Assessing the new Guardian (in 2005)

With brief nod to the avant-garde (aka Grazia, Heat and The Sun)

Ed. This piece was first published at cityofsound.com on September 12, 2005, when The Guardian redesigned into ‘Berliner’ format, a redesign that was ultimately seen to be highly successful. Today, 15 January 2018, it redesigned again, to tabloid format, and I discuss some of the issues of tabloids, berliners and broadsheets below. I was working at the BBC at the time, and my reflections on design processes within media organisations are much informed by that context. Sadly, it looks like The Guardian committed a cardinal sin somewhere along the way, as many of the links to their Editor’s Blog have broken. I’ll update them if I find them. Had I known, I would’ve picked that up at the time, even though a website redesign was some way off for them, as I was helping lead a project to prevent exactly that at the BBC, for iPlayer and other platforms.

Anyway, back in 2005…


It’s a fascinating experience (and what we would previously have thought of as an immense privilege) to be watching the Editor’s Blog at The Guardian newspaper as their newly designed newspaper rolls off the presses in London, Manchester and around the world. Victor Keegan and Emily Bell (and others) have provided an insightful reportage throughout the process, a more vivid, characterful reflection on the redesign than the official, published versions. (Just as the web should be at this point, perhaps?) The adrenaline of the redesign is familiar, as is the inexorable, anticlimactic drift to the pub afterwards as staff nervously await the reaction — experience suggests that as long as half the comments are not negative, it’ll be accepted and even loved in time.

Before and after

The culmination of what feels like an inordinately long and public design process, though apparently rapid for the newspaper world, the switch to the ‘Berliner’-size format may not quite be make or break for The Guardian, despite the 27-year low circulation in August. The Guardian is a powerful brand and its website continues to perform well, if not profitably, creating a new global readership with an increasingly distinctive, ‘progressive liberal’ news and comment agenda.

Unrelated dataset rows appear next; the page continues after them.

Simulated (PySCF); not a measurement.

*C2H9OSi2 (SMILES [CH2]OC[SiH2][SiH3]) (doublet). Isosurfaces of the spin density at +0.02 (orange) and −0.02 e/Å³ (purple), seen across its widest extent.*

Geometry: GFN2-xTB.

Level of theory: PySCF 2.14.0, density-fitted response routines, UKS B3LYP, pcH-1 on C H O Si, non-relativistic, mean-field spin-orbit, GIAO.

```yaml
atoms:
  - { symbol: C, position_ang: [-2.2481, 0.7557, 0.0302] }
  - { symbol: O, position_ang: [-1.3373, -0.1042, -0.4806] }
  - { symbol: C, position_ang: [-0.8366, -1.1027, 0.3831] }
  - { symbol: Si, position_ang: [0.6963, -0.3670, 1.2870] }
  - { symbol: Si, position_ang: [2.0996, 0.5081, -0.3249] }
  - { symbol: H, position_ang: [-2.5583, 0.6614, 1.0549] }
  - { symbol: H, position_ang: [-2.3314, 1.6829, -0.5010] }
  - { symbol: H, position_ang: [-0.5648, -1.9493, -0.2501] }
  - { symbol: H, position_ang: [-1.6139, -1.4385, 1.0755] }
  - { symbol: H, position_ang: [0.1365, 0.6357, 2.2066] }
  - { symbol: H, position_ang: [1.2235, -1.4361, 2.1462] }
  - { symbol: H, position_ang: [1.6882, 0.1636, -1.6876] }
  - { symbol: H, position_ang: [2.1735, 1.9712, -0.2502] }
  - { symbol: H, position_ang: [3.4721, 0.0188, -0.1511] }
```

But it is a huge gamble none the less; some may see it as simply following suit after The Independent and The Times shrunk; others will see the desire to not copy them exactly in reducing to tabloid size as unnecessary and costly obstinacy. Personally, if the shape signifies anything at all, other than a happy, user-tested functionality, it signifies a shared sensibility with the European press, at least superficially — it’s now the same size as the Barcelona’s La Vanguardia and Rome’s La Repubblica, Le Monde and Die Neue Zürcher Zeitung. As the city of Manchester sees its partners as mid-sized European cities once again, rather than London, it’s fitting that its paper does too, and for those of us who consider themselves British and European in roughly equal measure, it’s likely to provide a happy, implicit consonence. As Richard Hollis points out, format and physical presence does mean something.

The paper’s own articles — and an almost-snarky piece by Frank Kane in sister paper The Observer (Oh the joys of working with multiple brands within one stable!) — pore over the details of the redesign with some depth, so I’ll carry on with the subjective opinions.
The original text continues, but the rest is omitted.